Perhaps even more painful was a bitter rift with her predecessor and mentor, Alex Salmond, that followed complaints of sexual harassment against the former SNP leader and first minister by two civil servants in 2018. At a criminal trial in 2020, Salmond was acquitted of all 13 sexual offence charges against him. He later accused his former protégé of presiding over “failures” of national leadership, and formed the breakaway Alba party.

While Sturgeon’s personal ratings had declined recently, the exit of a figure even opponents recognise as one of the most formidable politicians of her generation is widely seen as an opportunity for pro-union parties.

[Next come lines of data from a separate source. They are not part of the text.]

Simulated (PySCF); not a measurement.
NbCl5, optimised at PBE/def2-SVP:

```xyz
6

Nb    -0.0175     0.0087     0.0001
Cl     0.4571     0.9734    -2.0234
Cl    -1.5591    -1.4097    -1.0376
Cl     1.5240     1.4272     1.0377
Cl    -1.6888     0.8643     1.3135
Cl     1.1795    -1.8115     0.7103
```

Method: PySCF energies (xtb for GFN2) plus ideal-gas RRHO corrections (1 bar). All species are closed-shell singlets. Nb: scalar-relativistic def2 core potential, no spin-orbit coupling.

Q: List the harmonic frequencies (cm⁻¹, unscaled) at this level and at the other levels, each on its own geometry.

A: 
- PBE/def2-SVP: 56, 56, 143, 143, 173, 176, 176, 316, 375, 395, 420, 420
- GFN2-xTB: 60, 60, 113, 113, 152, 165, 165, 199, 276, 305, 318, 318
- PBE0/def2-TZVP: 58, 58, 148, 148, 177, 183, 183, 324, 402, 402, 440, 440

Scottish Labour, which dominated the country for decades but has been largely sidelined by the SNP over the past 15 years, is particularly hopeful of a revival.

Jim Murphy, a former Labour UK cabinet minister and one-time leader of the Scottish party, said Sturgeon had been the “glue” that held the “nationalist coalition” together in recent years.

Murphy predicted her departure would help Labour seize power at the next UK general election by allowing it to take votes in Scotland from the SNP. “With one giant leap, that becomes a far easier prospect,” he added.

With the SNP and the independence cause temporarily “leaderless”, Labour could have a chance to catch voters’ attention, said Diffley. “With a political vacuum, there is space for others to try to take advantage and to reset,” he added.

However, Michael Keating, emeritus professor of politics at the University of Aberdeen and a specialist on constitutional issues, said UK parties were still struggling to set out a vision for the union that would increase support for it.

Demographics appear to favour Scottish independence, with support for leaving the UK strong among younger Scots, a stance that is so far being sustained as they age, he added.

Sturgeon’s departure could actually be more of an opportunity for the SNP and independence movement to “take stock and seek a new approach”, said Keating.

The party could now drop the idea of a de facto referendum at the next UK general election and start setting out a proper prospectus for independence that would address the thorny questions of whether to create a new currency and how to deal with a new border with England, he added.

“If they are serious about independence, that homework needs to be done,” said Keating.

Much will depend on the calibre of the SNP politician who succeeds Sturgeon. Many in the party say she has failed to cultivate strong candidates.

In 2020 Derek Mackay, the then Scottish finance secretary and a favourite at that time to succeed Sturgeon, resigned after he was found to have sent hundreds of social media messages to a 16-year-old.

A poll of Scottish voters this month by Panelbase for The Times found that current finance secretary Kate Forbes was the most popular choice to be the next first minister. But only 7 per cent of people backed her while 69 per cent of respondents said they did not know who they would support.

On Wednesday, Sturgeon acknowledged that in a party with “dominant individuals”, others could be eclipsed — but insisted this would not be a lasting problem. “The SNP is awash with talented individuals,” she said.